Keena, Lightner & Oxtoby (Samuel S. Harris, of counsel), for appellants.

Timothy E. Tarsney and J. Walter Dohany, for the people.

BLAIR, J. The defendants were convicted on June 24, 1904, in the recorder's court of the city of Detroit, of obstructing Thirteenth street, south of Stanley avenue, an alleged public street in said city, under the provisions of a city ordinance. Sentence having been entered upon such conviction, defendants have brought the judgment and record to this court for review upon writ of certiorari.

Defendants in their brief limit the "discussion" to three items, as follows: (1) Respondents in good faith claim title to the property in question. (2) No actual highway existed at the place in question. (3) The city never accepted as a street the parcel or property in question.
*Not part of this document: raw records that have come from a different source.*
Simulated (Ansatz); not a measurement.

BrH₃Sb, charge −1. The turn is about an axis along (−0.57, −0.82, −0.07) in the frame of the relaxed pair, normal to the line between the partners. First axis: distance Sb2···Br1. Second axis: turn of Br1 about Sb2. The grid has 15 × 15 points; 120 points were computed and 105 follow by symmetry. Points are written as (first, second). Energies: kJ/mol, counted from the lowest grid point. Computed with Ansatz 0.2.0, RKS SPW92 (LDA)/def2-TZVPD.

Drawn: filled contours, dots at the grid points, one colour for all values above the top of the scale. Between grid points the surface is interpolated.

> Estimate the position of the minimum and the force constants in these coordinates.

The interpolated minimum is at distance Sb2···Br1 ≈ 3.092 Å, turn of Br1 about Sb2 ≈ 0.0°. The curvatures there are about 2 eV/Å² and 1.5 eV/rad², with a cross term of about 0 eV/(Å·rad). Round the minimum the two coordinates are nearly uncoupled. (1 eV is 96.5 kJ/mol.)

It is well settled that the title to lands cannot be tried in proceedings like the present. People v. Stott, 90 Mich. 343, and cases cited. In order to oust the court of jurisdiction, it is, however, essential that there should be a bona fide contention either as to the existence of the highway or the title of the lands where the alleged obstructions are located. The rule is well stated by Chief Justice CHRISTIANCY, in Roberts v. Highway Com'rs of Cottrellville, 25 Mich. 23, as follows:

"And whenever the contest shall appear before the jury to be, really and in good faith, a question of the existence of the highway claimed, or a question involving the title to real estate, rather than a question of encroachment upon a highway admitted to exist, or the existence of which is not in good faith seriously contested, or so clearly shown as to admit of no real and bona fide contest, the whole proceeding should be dismissed by the jury as beyond their jurisdiction in such a proceeding."

We think that the existence of the highway. is so clearly shown in the case at bar as to admit of no real and bona fide contest. It appears conclusively from the evidence that on the 14th day of July, 1895, Senator McMillan, having theretofore purchased the property, executed a plat in due form, whereby he dedicated, amongst other things, the streets and alleys shown on said plat to the public. On the 18th day of July, 1895, the plat designated "McMillan-Edensor Subdivision of Part of Lots 1 and 2, Lafferty Farm, Private Claim 228," was approved by the board of public works of the city of Detroit. On the 19th day of July, 1895, this plat was recorded in Liber 19 of Plats, on page 96, in the office of the register of deeds for Wayne county. Thirteenth street, the highway in question here, was one of the streets dedicated by said plat. It further appears, by the undisputed testimony, that soon after the recording of the plat a gang of men in the employ of the board of public works, under the direction of a ward boss, plowed three furrows on each side of Thirteenth street its entire length, and then took a road scraper and scraped it up to the center of the road, rounded up the street, and scraped it up for public travel, and the work was paid for by a pay boss for the city. This opening and working the street by the city constituted a clear and unequivocal acceptance of the street, which thereupon became a public street of the city, subject to its jurisdiction and control, till vacated or lost by nonuser or adverse possession, which is not claimed in this case. City of Mt. Clemens v. Sanitarium Co., 127 Mich. 115.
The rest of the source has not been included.